Johannesburg, 13 Apr 2011

Computer distributor Mustek's planned delisting from the JSE has been delayed, because the new Companies Act has yet to come into effect.

The company said last year that a consortium, led by CEO and founder David Kan, as well as the Trinitas Private Equity Fund, had put a non-binding offer on the table to buy out shareholders for R5.55 a share. Mustek's shares closed unchanged at R5.20 yesterday.

Yesterday, Mustek told shareholders discussions were still ongoing, renewing a cautionary announcement issued on 15 December, repeated on 28 January and 25 February.

Kan explains the delay is due to the date of the implementation of the new Companies Act being pushed out. The new was meant to come into effect at the beginning if this month.

At the end of March, the Department of Trade and Industry issued a statement indicating the law will come into effect on the day the Act is proclaimed. It has recommended 1 May to the Presidency.

No timeline

Kan says the consortium cannot finalise a timeline until the new law comes into being. He had hoped to wrap up the deal by mid-year. The consortium had received a commitment from three institutional shareholders holding 60% of Mustek's shares to vote in favour of the deal.

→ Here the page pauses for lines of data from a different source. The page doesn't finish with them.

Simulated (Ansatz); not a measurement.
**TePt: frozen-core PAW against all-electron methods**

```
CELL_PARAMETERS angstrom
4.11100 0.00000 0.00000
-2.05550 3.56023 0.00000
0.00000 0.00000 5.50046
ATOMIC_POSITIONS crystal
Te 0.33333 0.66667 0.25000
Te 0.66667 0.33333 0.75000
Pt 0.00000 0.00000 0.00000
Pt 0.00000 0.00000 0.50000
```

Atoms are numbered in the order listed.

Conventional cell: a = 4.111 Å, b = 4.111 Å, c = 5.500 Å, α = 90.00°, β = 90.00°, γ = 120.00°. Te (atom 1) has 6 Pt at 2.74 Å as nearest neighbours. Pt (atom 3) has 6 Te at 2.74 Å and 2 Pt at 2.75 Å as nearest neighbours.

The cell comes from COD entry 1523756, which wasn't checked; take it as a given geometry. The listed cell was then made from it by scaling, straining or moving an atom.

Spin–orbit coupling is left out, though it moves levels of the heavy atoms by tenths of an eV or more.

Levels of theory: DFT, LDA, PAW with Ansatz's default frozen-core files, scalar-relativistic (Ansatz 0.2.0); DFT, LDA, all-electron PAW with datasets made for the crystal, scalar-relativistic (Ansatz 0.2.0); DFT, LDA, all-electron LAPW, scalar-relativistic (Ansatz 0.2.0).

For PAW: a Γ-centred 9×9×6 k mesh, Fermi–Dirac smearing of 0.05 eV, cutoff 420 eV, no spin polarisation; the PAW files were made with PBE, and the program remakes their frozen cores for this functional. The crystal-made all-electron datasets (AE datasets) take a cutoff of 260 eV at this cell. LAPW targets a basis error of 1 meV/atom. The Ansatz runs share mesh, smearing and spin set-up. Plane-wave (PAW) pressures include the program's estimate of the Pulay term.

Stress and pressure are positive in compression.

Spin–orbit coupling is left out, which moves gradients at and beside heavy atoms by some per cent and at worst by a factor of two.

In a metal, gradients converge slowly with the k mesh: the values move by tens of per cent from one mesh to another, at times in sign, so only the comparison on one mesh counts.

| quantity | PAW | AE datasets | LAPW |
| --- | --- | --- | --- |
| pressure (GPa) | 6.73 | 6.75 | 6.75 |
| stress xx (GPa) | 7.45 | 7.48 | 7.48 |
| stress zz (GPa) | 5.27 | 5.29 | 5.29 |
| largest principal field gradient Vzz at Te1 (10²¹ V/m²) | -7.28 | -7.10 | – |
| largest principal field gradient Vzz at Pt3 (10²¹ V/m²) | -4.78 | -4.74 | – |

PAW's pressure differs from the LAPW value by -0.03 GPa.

As a result of the delay, Mustek can't send out a circular to shareholders. Kan says a draft circular has been submitted to the Panel, but the authority cannot sign it off until the new law comes into effect.

Under the previous legislation, which was three decades old, companies had to have a scheme of arrangement sanctioned by the court in the event of a management buyout. Kan says this no longer applies.

Once the transaction has been finalised, Mustek will be de-listed from the JSE. Kan will have a controlling stake in the company, with 50% plus one share. He currently holds 10%.